Alton Garrison knows there are “millions of testimonies” when it comes to lives changed by Billy Graham’s ministry.
But the one story Garrison—the Assemblies of God assistant general superintendent—shared while introducing Franklin Graham at Wednesday's discipleship luncheon wasn’t just one in a million.
It was one that hit very close to home.
Just before Franklin Graham took the podium to share his vision for November’s My Hope America With Billy Graham outreach, Garrison briefly talked about how the direction and spiritual destiny of his wife and ministry partner, Johanna, was forever changed.
It was 1954 in Amsterdam when Johanna’s mother, Jan, was rescued from a dark life when she accepted Christ as her Savior at a Billy Graham crusade.
“We wouldn’t be here if that hadn’t occurred,” Garrison shared. “I know there are millions of testimonies like that, but when it’s up close and personal, it means a lot.”

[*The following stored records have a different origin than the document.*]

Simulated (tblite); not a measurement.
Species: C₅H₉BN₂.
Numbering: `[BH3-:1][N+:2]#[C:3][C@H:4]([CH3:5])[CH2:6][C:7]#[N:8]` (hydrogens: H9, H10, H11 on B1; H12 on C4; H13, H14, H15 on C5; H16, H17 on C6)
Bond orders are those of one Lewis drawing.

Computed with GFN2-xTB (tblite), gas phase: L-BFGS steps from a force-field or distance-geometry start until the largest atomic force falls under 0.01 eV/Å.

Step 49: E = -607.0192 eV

Talk about a segue. “Up close and personal” is perfect shorthand to describe what My Hope America is all about: sharing Christ in a close and personal environment.
“Instead of in a stadium, this will be in your living room,” Franklin Graham explained of the nationwide event, which culminates on Nov. 7, Billy Graham’s 95th birthday.
Franklin Graham, the CEO and president of the Billy Graham Evangelistic Association, shared his heart for reaching America with more than 400 Assemblies of God pastors at the 55th General Council, held at the Orange County Convention Center in Orlando, Fla.
Graham shared stories about his father, the famous international evangelist, whom he visits nearly every Sunday for lunch at his Montreat home. He talked about his father’s burden for this country at the age of 94. He gave an account of the humble beginnings of Operation Christmas Child, which celebrated its 100 millionth shoebox this year.
But Franklin Graham was never more focused or passionate than when he talked about the impetus of My Hope America.
“Our nation needs a touch with the Lord Jesus Christ,” he said. “We’re in a battle. All you have to do is turn on the media and see how they treat Christians. Or look at Hollywood and see how they portray Christians.
“We have an opportunity to do battle in our living rooms.”
Each pastor received a packet to sign up for My Hope America, which more than 18,000 churches have already done across all 50 states. Also given out was a DVD of one of the three 28-minute evangelistic My Hope America programs called Defining Moments, which weaves three life-changing stories around powerful messages from Billy Graham. The second program, Lose to Gain, can be seen online, while The Cross will be released on TV and online on Nov. 7.
“The gospel is so clear, and it's so well done,” Franklin Graham said about the Defining Moments program. “Take this DVD. Watch it and show it to your church.”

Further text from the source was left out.